Yesterday I introduced the story of Mary Turner's lynching. Today I am copying articles reporting on opinions about the lynching. Our first article comes to us from the Cayton's Weekly (Seattle, Washington) dated June 8, 1918:
DAMNABLE WHITE WHELPS
Some of the white subscribers of Cayton's Weekly living in Seattle felt that its criticism of the cowardly whelps of the South, who lynch colored women, was too severe and became so incensed at what it said that they ordered their papers discontinued, but if they thought what we said was too severe, listen to what papers published by white men and in the South at that, have to say on the subject:
"The (Augusta, Ga.) Chronicle need waste no words in expressing its horror of the detestable and cowardly attack committed by a party of Lowndes County outlaws, who, on Sunday afternoon last, took from her home a woman—whose husband had been lynched the night before—hanged her to a tree and riddled her body with bullets, because, forsooth, she had made unwise remarks about the unlawful killing of her husband.

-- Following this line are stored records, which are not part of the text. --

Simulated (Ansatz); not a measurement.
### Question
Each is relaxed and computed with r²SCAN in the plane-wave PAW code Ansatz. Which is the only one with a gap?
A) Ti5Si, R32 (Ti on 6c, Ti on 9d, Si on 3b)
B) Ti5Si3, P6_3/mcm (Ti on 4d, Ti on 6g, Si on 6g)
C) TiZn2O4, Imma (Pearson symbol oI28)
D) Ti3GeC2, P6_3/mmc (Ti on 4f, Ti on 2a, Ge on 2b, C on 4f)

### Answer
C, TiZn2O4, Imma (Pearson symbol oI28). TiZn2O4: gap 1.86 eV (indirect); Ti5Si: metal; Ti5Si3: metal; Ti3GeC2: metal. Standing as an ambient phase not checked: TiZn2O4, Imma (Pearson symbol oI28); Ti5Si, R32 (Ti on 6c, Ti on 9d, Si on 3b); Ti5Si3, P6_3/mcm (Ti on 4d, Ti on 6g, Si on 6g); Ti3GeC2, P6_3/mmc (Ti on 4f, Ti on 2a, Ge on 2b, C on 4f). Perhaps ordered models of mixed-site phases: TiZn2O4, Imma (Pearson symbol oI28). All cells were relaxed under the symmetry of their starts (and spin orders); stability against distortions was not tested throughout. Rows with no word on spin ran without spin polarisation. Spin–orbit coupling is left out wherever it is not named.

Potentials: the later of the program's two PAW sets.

"All civilized people must stand aghast at such a crime, and who does not is at heart a criminal and a coward. So much, then, for this crime against the State of Georgia, against society, against humanity and against God.
"The only thing worth discussing, in view of all the condemnation that similar crimes and lynching in general have received from right-thinking press and people of this and all other states—in which The Chronicle has, heretofore, performed its full duty to the public, when some others failed—the only thing worth discussing now, we say, is—what is the State of Georgia going to do about it?
"First of all, what is the governor of Georgia going to do? For, of all the governors who have served Georgia since the war—or since lynching became a more or less, popular pastime in this State—it will seem to most people that he is more obligated, if that be possible, to put down lynching than any of his predecessors.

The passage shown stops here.